LR writes: “I heard that putting St. Joseph upside down in yard to sell a house is superstitious. What about putting St. Benedict medals in corners of a home for protection and blessing. Is this superstitious?”
In order to properly answer this question, we have to understand what a superstition is.
The Catechism of the Catholic Church explains that superstition violates the first commandment which forbids the worship of false gods.
“Superstition is the deviation of religious feeling and of the practices this feeling imposes. It can even affect the worship we offer the true God, e.g., when one attributes an importance in some way magical to certain practices otherwise lawful or necessary. To attribute the efficacy of prayers or of sacramental signs to their mere external performance, apart from the interior dispositions that they demand, is to fall into superstition” (No. 2111).
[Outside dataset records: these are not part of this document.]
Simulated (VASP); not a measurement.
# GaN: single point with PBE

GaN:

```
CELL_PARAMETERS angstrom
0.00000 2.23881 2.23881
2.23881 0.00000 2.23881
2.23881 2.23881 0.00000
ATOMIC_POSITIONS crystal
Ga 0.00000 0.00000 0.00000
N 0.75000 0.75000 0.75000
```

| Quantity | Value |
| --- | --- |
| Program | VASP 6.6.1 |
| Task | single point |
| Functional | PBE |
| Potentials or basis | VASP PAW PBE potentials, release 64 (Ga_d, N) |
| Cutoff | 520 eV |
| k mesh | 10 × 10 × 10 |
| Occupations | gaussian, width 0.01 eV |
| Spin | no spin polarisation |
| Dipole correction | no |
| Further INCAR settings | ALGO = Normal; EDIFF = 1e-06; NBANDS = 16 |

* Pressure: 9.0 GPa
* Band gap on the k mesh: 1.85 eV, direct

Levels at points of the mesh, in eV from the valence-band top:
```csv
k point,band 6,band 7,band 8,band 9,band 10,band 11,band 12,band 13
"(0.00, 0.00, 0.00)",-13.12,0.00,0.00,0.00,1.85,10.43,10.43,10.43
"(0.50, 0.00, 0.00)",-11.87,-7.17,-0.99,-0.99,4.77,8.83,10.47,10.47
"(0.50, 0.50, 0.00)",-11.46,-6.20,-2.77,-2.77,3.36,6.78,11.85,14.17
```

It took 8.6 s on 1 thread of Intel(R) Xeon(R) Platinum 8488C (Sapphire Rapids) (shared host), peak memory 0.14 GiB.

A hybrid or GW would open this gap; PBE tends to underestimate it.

In other words, if you pray to St. Joseph and ask for his help in selling your home, this is not a superstition because you are performing a religious act (in this case, saying a prayer) with the correct interior disposition (faith in the intercession of St. Joseph). However, when you just put a statue of him upside down in the yard as a kind of “good luck charm”, you are guilty of superstition because you are attributing the “power” not to St. Joseph but to the physical act of putting a statue upside down in the yard.
Just for the record, there are some sources that attribute the burying of a statue of St. Joseph to Saint Teresa of Avila, who invoked St. Joseph’s intercession in order to acquire land for new convents. Saint Teresa encouraged her companions to bury their St. Joseph medals as a symbol of devotion. Over time, instead of burying medals, people started burying statues. However, if we bury a statue because we believe it has some sort of power, we’ve crossed the line between faith and superstition.
The same thing goes for the St. Benedict Medals. I have a St. Benedict cross hanging just inside my front door, not because I believe the medal has any power, but because it reminds me to invoke St. Benedict for protection.
The Most Reverend Donald W. Montrose, Bishop of Stockton, California, explained how superstition manifests itself in our times in his pastoral letter, “Spiritual Warfare: The Occult has Demonic Influence.”
“It doesn’t matter if there are statues, holy water, crucifixes, prayers to Jesus, Mary and the saints, if there is any superstitious practice it is evil. . . . . We must be careful not to use religious medals or statues in a superstitious way.
“No medal, no statue, nor religious article has any power or luck connected with it. A medal, statue or candle is only a sign of our prayer asking the saint to intercede with God for us. All worship is given to God and to Him alone.”